A logarithmic representation is great for multiplication, but adding numbers becomes an expensive operation.

Today, both integer addition and multiplication is IMHO done in similar speeds in silicon, although multiplication circuits are way larger.

In the logarithmic representation, multiplication becomes addition. I don't think that just by doing everything in logarithms you really increase the overall complexity, rather you transfer it from multiplication onto addition, so I don't think adding logarithms should be more expensive than integer multiplication..

Should it then matter for neural networks, which IIRC require similar amount of additions and multiplications?

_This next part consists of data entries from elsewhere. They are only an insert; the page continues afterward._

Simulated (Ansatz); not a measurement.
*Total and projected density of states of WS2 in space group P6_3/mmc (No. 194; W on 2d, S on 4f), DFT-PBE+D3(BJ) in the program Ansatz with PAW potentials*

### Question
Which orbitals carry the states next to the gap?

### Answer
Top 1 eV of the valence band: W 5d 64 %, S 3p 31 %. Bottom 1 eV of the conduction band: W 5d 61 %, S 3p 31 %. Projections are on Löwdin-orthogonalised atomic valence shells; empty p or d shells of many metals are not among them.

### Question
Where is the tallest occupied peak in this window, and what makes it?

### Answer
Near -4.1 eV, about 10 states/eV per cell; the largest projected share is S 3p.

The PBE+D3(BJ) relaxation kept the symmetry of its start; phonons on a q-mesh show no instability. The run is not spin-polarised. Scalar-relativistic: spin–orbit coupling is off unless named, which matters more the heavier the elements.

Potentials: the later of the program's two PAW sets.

Even floating-point is actually trading off the simplicity of addition in order to make multiplication easier, because they are quasi-logarithmic representation.

However, I wonder if there is a numeric representation where the circuits for addition and multiplication are of similar complexity. Something like half-logarithm, which if applied twice, you get the logarithm.

Addition in logarithmic space is expensive, we don't have any neat ways of doing it. Options include:

* Converting back and forth to linear space, using exp and log functions, this is much slower than a regular multiplication.

* Evaluating a polynomial that approximates the logarithmic space add, this takes several multiplications, so also much slower.

In general we tend to use more additions than multiplications, so trading addition speed for multiplication speed is rarely a good idea, even 1 for 1. If we need a lot of exponentiation keeping some values in logarithmic space may be beneficial, but it has to be those rare cases only.